Fawkes, a forty-five-year-old redhead, had botched an assignment for the National Enquirer in Washington, DC, which left her discouraged and desperately in need of diversion. The liquor helped. So did the sight of the handsome stranger at the other end of the bar.
"His gaunt good looks made him stand out from the crowd," she remembered years later. "He looked like a cross between Robert Redford and Ryan O'Neal."
The man, who appeared to be in his mid- to late twenties, was over six feet tall, broad-shouldered and narrow-hipped, and had rugged facial features that Fawkes found attractive. His suit and tie were conservative yet classy, providing no hint that they were actually the clothes of a murdered man.

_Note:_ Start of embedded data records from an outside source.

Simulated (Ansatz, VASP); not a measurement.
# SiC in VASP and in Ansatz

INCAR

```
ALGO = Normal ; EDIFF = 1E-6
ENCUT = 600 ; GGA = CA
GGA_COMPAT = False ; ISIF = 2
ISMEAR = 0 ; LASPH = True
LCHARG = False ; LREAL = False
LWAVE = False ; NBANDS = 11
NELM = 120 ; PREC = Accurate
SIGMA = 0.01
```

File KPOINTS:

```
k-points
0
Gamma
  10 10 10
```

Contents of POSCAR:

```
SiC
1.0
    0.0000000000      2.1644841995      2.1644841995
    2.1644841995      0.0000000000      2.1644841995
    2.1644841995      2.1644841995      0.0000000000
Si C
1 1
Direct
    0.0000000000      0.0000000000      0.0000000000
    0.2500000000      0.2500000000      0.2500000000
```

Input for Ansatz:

She was still checking him out when he noticed her too. Coming over, he asked her to dance. She politely declined, saying that she had to work. Fawkes left for the local Enquirer offices to wrap things up but soon returned to the bar on impulse and found the man still there.
This time she accepted his invitation, and things started to happen. They talked for hours, went out to dinner, and finished the night in her bed. As his hands wandered over her body, she had no idea that the night before, they had snuffed out the lives of Carswell and Amanda Carr.
******
He told her his name was Daryl Golden. During the week they spent together, he slowly integrated himself into her life. However, he remained so attentive, considerate, and protective that she barely noticed the intrusion at first. He insisted on paying for everything and drove her everywhere that she needed to go in a white Chevrolet Impala that looked brand new.
With Golden's expensive wardrobe and vehicle, he looked rich to Fawkes, although she did notice some oddities. He paid for everything with credit cards but didn't have enough cash on him to buy a newspaper. Perhaps she was too smitten to care. When he volunteered to drive her to Miami where he claimed to have an appointment, she agreed at once.
By all accounts, the couple had a great time. They went clubbing, with Fawkes glowing with pride whenever her new paramour stepped onto the dance floor. "He was a spectacular dancer," she recalled, and indeed he was. Golden was such a performer than once he started moving, everyone else on the dance floor stepped aside to watch. He clearly loved it, too.
At one point he asked her if she had ever written a book and if she would consider writing one about him. Like most writers, Sandy Fawkes was used to being inundated with book ideas, but she humored him by asking why his life would make a good subject.
To her amazement, Golden replied that he did not have long to live. "Within a year, I will be dead," he stated, adding that he expected to be killed for something he had done.
While Fawkes stared at him with disbelief and growing alarm, he said that his attorney in Miami had been given some tapes for safekeeping and their contents would be revealed after his death. "It will make world headlines," he promised.
That conversation signaled the end of their time together. "After a week, I just had a feeling I wanted to get away from him," Fawkes recalled.[4]
Days later, Sandy Fawkes was approached by police detectives who had questions about her former lover. They told her who he really was; Paul John Knowles, an ex-convict suspected of committing a series of rapes and murders over the last four months. They grilled her about the liaison and even hinted that she could be charged as an accomplice.
"Police in Macon, Georgia make Rod Steiger look like a fairy," she shuddered afterward.
When the detectives showed her photos of items taken from the Carr residence, any doubt about "Golden's" guilt dissolved. She recognized several pieces of clothing that Knowles had been wearing. She was doubly shocked to learn that their original owner had been murdered the day before she met Golden. The police also informed her that the sleek white Chevrolet Impala belonged to a businessman named William Bates, whose strangled corpse had been dumped outside Lima, Ohio last September.
The kill list sickened her. Two young girls strangled and dumped in a swamp outside Jacksonville. A Texas woman raped and murdered, with her corpse being dragged through a barbed wire fence afterward. What must have been especially alarming was the murder of Ann Dawson, a beautician from Birmingham, Alabama. Knowles met her on September 23 and traveled with her until the 29th, at which point he disposed of her.
It took Sandy Fawkes a long time to recover. She was no lightweight when it came to bloodshed. In 1973, she had covered the Yom Kippur War in the Middle East. But never before had she come so close to a violent death, and she constantly wondered why Knowles had spared her.
Perhaps she indirectly answered that question three years later, when Killing Time, an account of her fling with Knowles, was published. (The book was republished in 2004 as Natural Born Killer: In Love and on the Road with a Serial Killer.) Knowing that she was a journalist, Knowles must have decided that she was his ticket to the infamy he craved so desperately.
Sandy Fawkes was lucky. At least eighteen others weren't.